California’s Potemkin Environmentalism

Thursday, May 8th, 2008

Max Schulz looks past the facade of California’s Potemkin Environmentalism:

California’s environmental policies have made it heavily dependent on other states for power; generated some of the highest, business-crippling energy costs in the country; and left it vulnerable to periodic electricity shortages. Its economic growth has occurred not because of, but despite, those policies, which would be disastrous if extended to the rest of the country.

Some history:

Much of California’s heightened environmental awareness dates back to January 1969, when an industrial accident on a Union Oil (now Unocal) drilling rig about five miles off the Santa Barbara coast blew out of control. Over 11 days, the rig spewed more than 3 million gallons of oil over 800 square miles of ocean and along a 35-mile stretch of coastline. The massive spill killed innumerable birds, fish, dolphins, and seals and coated beaches with a six-inch-thick film. Union Oil president Fred Utley’s ham-handed response enraged an already angry public: “I don’t like to call it a disaster,” he said, noting that there had been no loss of human life. “I am amazed at the publicity for the loss of a few birds.”
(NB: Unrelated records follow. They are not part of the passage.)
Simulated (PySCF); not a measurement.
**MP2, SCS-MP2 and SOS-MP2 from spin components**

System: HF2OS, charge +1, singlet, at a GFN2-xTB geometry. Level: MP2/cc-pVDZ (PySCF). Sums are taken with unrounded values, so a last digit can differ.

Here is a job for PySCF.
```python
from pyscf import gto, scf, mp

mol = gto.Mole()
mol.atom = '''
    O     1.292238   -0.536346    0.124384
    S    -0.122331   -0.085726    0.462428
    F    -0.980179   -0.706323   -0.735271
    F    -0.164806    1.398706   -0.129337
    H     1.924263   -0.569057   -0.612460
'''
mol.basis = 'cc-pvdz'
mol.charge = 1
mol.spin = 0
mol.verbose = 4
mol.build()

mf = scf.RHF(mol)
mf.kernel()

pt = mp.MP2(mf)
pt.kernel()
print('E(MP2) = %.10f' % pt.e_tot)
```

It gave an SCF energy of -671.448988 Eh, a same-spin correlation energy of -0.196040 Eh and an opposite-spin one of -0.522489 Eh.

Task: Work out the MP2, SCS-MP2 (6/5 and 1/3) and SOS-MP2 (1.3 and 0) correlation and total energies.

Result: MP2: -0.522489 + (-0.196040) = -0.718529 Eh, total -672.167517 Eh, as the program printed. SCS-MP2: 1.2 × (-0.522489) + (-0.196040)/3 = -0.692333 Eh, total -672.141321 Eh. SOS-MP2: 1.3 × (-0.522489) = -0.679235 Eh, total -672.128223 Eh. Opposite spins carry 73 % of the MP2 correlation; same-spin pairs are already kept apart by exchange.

The concern over “the loss of a few birds” was even more powerful than Utley thought. It’s no exaggeration to say that much of the modern environmental movement emerged from the Santa Barbara oil spill. Wisconsin senator Gaylord Nelson said that he conceived of the first Earth Day because of the accident. A powerful movement to ban offshore drilling sprang up. Environmental advocacy groups formed. A marked hostility to oil companies took hold in the public’s mind. Voters established the California Coastal Commission in a 1972 referendum. And at the federal level, in 1970, President Richard Nixon created the Environmental Protection Agency largely as a response to the spill.

From then on, the environment would be central for California lawmakers and regulators.